Tuesday, November 05, 2019

Artemis, Diana (4Th Century Pagan Goddesses), Pachamama, and Mary

Everett Ferguson writes,

In the Latin west and in the Greek east the church won only by detouring the traditional piety [pagan] to other objects. The martyrs and the saints received the homage once given to the heroes and nature and household spirits. The similarity between the cult of heroes and spirits in ancient Greece and Rome and the cult of the saints in medieval Christendom (Roman and Greek) has often been observed.

…. When Christianity replaced paganism, the saints took over the functions of the specialized local deities. The situation may be described as “the old firm doing the same business at the same place under a new name and a new management”. This perhaps says too much. It was not the ancient religion itself that survived but the mentality that was part of it. (Ferguson, “Backgrounds of Early Christianity”, pg 182.)
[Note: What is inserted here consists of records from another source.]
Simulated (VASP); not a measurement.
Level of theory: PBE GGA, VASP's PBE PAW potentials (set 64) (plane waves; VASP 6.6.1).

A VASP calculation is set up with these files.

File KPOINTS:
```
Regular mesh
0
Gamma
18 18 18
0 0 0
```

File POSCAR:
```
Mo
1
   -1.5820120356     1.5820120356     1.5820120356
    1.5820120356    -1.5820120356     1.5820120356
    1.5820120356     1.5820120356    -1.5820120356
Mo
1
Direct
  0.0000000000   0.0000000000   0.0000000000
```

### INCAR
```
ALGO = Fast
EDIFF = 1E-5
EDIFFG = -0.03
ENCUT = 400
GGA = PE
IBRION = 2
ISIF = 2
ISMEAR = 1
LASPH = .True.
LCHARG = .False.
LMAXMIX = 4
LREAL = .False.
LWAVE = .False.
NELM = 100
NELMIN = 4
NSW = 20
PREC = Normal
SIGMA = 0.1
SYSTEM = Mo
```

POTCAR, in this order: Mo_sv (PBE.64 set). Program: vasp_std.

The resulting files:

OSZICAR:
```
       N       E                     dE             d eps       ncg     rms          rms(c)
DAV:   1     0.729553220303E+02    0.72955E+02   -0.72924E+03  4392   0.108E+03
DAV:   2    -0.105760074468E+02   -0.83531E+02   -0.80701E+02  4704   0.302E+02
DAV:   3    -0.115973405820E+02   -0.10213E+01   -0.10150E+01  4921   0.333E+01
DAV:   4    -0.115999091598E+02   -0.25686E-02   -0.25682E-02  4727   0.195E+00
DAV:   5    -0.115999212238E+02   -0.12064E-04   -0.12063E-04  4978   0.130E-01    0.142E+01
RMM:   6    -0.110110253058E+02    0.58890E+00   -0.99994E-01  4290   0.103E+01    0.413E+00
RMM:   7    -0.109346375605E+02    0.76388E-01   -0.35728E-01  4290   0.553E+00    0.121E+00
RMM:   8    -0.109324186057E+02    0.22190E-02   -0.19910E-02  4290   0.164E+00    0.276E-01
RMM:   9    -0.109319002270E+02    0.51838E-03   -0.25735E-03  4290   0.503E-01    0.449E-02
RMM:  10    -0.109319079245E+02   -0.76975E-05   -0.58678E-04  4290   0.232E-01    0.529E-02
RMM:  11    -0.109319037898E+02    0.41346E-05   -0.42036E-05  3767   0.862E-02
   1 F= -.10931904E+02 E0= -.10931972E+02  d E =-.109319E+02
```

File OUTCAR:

Every emperor, every municipality, every household, in fact, had its own “gods”, its own statues. The people of the ancient Roman empire didn’t wish each other “good luck”. They wished each other, instead, the good will of the “gods”.

The conservative and traditionalist Roman Catholics who are all up in arms about the Pachamama statue ought to keep this mind, and they ought to stand back and watch as the current hierarchy of the Roman Church invokes a process of “development” that will bring the Pachamama into its pantheon of “saints” in just the same way that such “development” brought the Greek goddess Artemis (Roman Diana) into that same pantheon as “the Virgin Mary” in the fourth century.

It is a tradition of the early church that Mary, the mother of Jesus, moved to Ephesus later in life with the Apostle John. As early as the (late) second century, Mary the mother of Jesus was the object of a great deal of speculation. The late second century “Protoevangelium of James”, for example, recounts her early life, but it does so in a biblically- and historically-confused framework.

But that city, of course, was well known to be the site of the Temple of Artemis (“Artemis of the Ephesians”). Like “the Virgin Mary”, Artemis, too, was a virgin, and she was worshipped by a large throng who not only wished for her good will, but they also earned a nice living from the Artemis business as well.

Here is the account from the Acts of the Apostles (Acts 19:23-35):

About that time there arose a great disturbance about the Way. A silversmith named Demetrius, who made silver shrines of Artemis, brought in a lot of business for the craftsmen there. He called them together, along with the workers in related trades, and said: “You know, my friends, that we receive a good income from this business.

And you see and hear how this fellow Paul has convinced and led astray large numbers of people here in Ephesus and in practically the whole province of Asia. He says that gods made by human hands are no gods at all. There is danger not only that our trade will lose its good name, but also that the temple of the great goddess Artemis will be discredited; and the goddess herself, who is worshiped throughout the province of Asia and the world, will be robbed of her divine majesty.”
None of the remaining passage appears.